Following is the format of a CHP: 

Byte	Bit	Name		Description

0				Reserved; ignored by Write 
1	0	fBold		Bold characters 
	1	fItalic		Italic characters 
	2-7	ftc		Font code (low bits); index into the FFNTB 
2		hps		Size of font, in half points (standard is 24) 
3	0	fUline		Underlined characters 
	1	fStrike		Reserved; ignored by Write 
	2	fDline		Reserved; ignored by Write 
	3	fOverset	Reserved; ignored by Write 
	4-5	csm		Reserved; ignored by Write 
	6	fSpecial	Set for "(page)" only 
	7			Reserved; ignored by Write 
4	0-2	ftcXtra		Font code (high-order bits, concatenated with 
				ftc) 
	3	fOutline	Reserved; ignored by Write 
	4	fShadow		Reserved; ignored by Write 
	5-7			Reserved; ignored by Write 
5		hpsPos		Position: 0=normal, 1-127=superscript, 
				128-255=subscript 

If the user doesn't select any special character properties, the CHP is 
filled with the following default values: 

Byte	Value

0	1 
2	24
3-5	0 

Each character FPROP must, therefore, have a count of characters (cch) 
greater than or equal to 1. 

Each PAP can contain up to 14 tab descriptors (TBDs), which are described 
later in this section. Following is the structure of a PAP: 

Byte	Bit	Name		Description

0				Reserved; must be zero 
1	0-1	jc		Justification: 0=left, 1=center, 2=right, 
				3=both 
	2-7			Reserved; must be zero 
2				Reserved; must be zero 
3				Reserved; must be zero 
4-5		dxaRight	Right indent, in 20ths of a point 
6-7		dxaLeft		Left indent, in 20ths of a point 
8-9		dxaLeft1	First-line left indent (relative to dxaLeft) 
10-11		dyaLine		Interline spacing (standard is 240) 
12-13		dyaBefore	Reserved; ignored by Write (standard is zero)
14-15		dyaAfter	Reserved; ignored by Write (standard is zero)
16	0	rhcPage		0=header, 1=footer 
	1-2			Reserved; 0=normal paragraph, nonzero=header 
				or footer paragraph 
	3	rhcFirst	Start of printing: 1=print on first page, 
				0=do not print on first page 
	4	fGraphics	Paragraph type: 1=picture, 0=text 
	5-7			Reserved; must be zero 
17-21				Reserved; must be zero 
22-78				Tab descriptors (up to 14) 

Following is the format of a TBD: 

Byte	Bit	Name		Description

0-1		dxa		Indent from left margin of tab stop, in 
				20ths of a point 
2	0-2	jcTab		Tab type: 0=normal tabs, 3=decimal tabs 
	3-5	tlc		Reserved; ignored by Write 
	6-7			Reserved; must be zero 
3		chAlign		Reserved; ignored by Write 

If the user doesn't select any special paragraph properties, the PAP is filled 
with the following default values: 

Byte	Value

0	61 
2	30 
10-11	240 (word) 
12-78	0 

Each paragraph FPROP must have a count of characters (cch) greater than or 
equal to 1. 

Footnotes

Write documents do not have footnote tables (FNTBs), so pnFntb is always 
equal to pnSep. In fact, all their header and footer paragraphs appear at the 
beginning of the document before any normal paragraphs. When reading files 
created by Word, Write recognizes only those headers and footers that appear 
at the beginning of the document; it treats all others as normal text. 

Sections

A Write document has only one section. If the section properties of a Write 
document differ from the defaults, the document contains a section property 
(SEP) section and a section table (SETB) section. If not, then neither 
section is present and pnSep and pnSetb are both equal to pnPgtb. 

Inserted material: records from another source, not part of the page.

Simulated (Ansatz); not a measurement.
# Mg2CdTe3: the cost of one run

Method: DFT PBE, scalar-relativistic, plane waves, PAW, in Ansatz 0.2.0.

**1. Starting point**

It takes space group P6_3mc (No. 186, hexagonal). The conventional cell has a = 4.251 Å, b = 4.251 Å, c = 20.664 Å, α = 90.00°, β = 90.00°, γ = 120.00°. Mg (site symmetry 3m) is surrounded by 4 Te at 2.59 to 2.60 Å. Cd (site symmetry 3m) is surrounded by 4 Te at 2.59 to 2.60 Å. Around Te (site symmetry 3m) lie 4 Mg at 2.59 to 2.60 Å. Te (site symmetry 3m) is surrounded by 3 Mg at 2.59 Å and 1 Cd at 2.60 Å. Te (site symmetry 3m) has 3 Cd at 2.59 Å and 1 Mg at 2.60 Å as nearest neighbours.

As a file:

Following is the format of an SEP: 

Byte	Name		Description

0	cch		Count of bytes used, excluding this byte (all 
			properties at byte positions greater than cch are 
			set to their default values) 
1-2			Reserved; must be zero 
3-4	yaMac		Page length, in 20ths of a point (default is 
			11*1440=15840) 
5-6	xaMac		Page width, in 20ths of a point (default is 
			8.5*1440=12240) 
7-8			Reserved; must be 0xFFFF 
9-10	yaTop		Top margin, in 20ths of a point (default is 1440) 
11-12	dyaText		Height of text, in 20ths of a point (default is 
			9*1440=12960) 
13-14	xaLeft		Left margin, in 20ths of a point (default is 
			1.25*1440=1800) 
15-16	dxaText		Width of text area, in 20ths of a point (default is 
			6*1440=8640) 

(add note: this table is incomplete)

Byte	Name		Description

1-2			Start page numbers at # if not 0xFFFF
19-20	yaHeader	Distance from top to header (default is 
			0.75*1440=1080)
21-22	yaFooter	Distance from top to footer (default is 
			yaMac-0.75*1440=15760)

(end of added note)

The page length (yaMac) is equal to yaTop+dyaText. The page width (xaMac) is 
equal to xaLeft+dxaText+(right margin, not stored). 

If all the above properties are set to their defaults, no SEP or SETB is 
needed. Otherwise, the count of characters (cch) is greater than or equal 
to 1 and less than or equal to 16. 

The SETB section contains an array of section descriptors (SEDs), described 
later in this section. Following is the structure of an SETB: 

Word	Name		Description

0	csed		Number of sections (always 2 for Write documents) 
1	csedMax		Undefined 
2-n	rgsed		Array of SEDs plus zero-padding to fill the sector 

Following is the structure of an SED: 

Word	Name		Description

0-1	cp		Byte address of first character following section 
2	fn		Undefined 
3-4	fcSep		Byte address of associated SEP 

A Write document always has exactly two SED entries. The cp value of the 
first entry indicates that it affects all the characters in the document. The 
fcSep value of the first entry points to the one SEP in the file. The second 
SED entry is a dummy with fcSep set to 0xFFFFFFFF. 

The PGTB section (optional) is on the page immediately after the SEP section. 

(added note: AFAICS these are not used in Write.)

Note:	The term "page" used in the rest of this section refers to printed 
	pages of a Write document, not 128-byte "pages" of a disk file. 

The page table (PGTB) contains an array of page descriptors (PGDs), which 
are described later in this section. Following is the structure of a PGTB: 

Word	Name		Description

0	cpgd		Number of PGDs (1 or more) 
1	cpgdMac		Undefined 
2-n	rgpgd		Array of PGDs plus zero padding to fill the sector 

Following is the structure of a PGD: 

Word	Name		Description

0	pgn		Page number in printed Word documents 
1-2	cpMin		Byte address of first character on printed page 

Font Table

The font face-name table (FFNTB) contains the number of font face names 
(FFNs) and a list of FFNs. Following is the structure of an FFNTB: 

Byte	Name		Description

0-1	cffn		Number of FFNs 
2-n	grpffn		List of FFNs 

Following is the structure of an FFN: 

Byte		Name	Description

0-1		cbFfn	Number of bytes following in this FFN (not including 
			these 2 bytes)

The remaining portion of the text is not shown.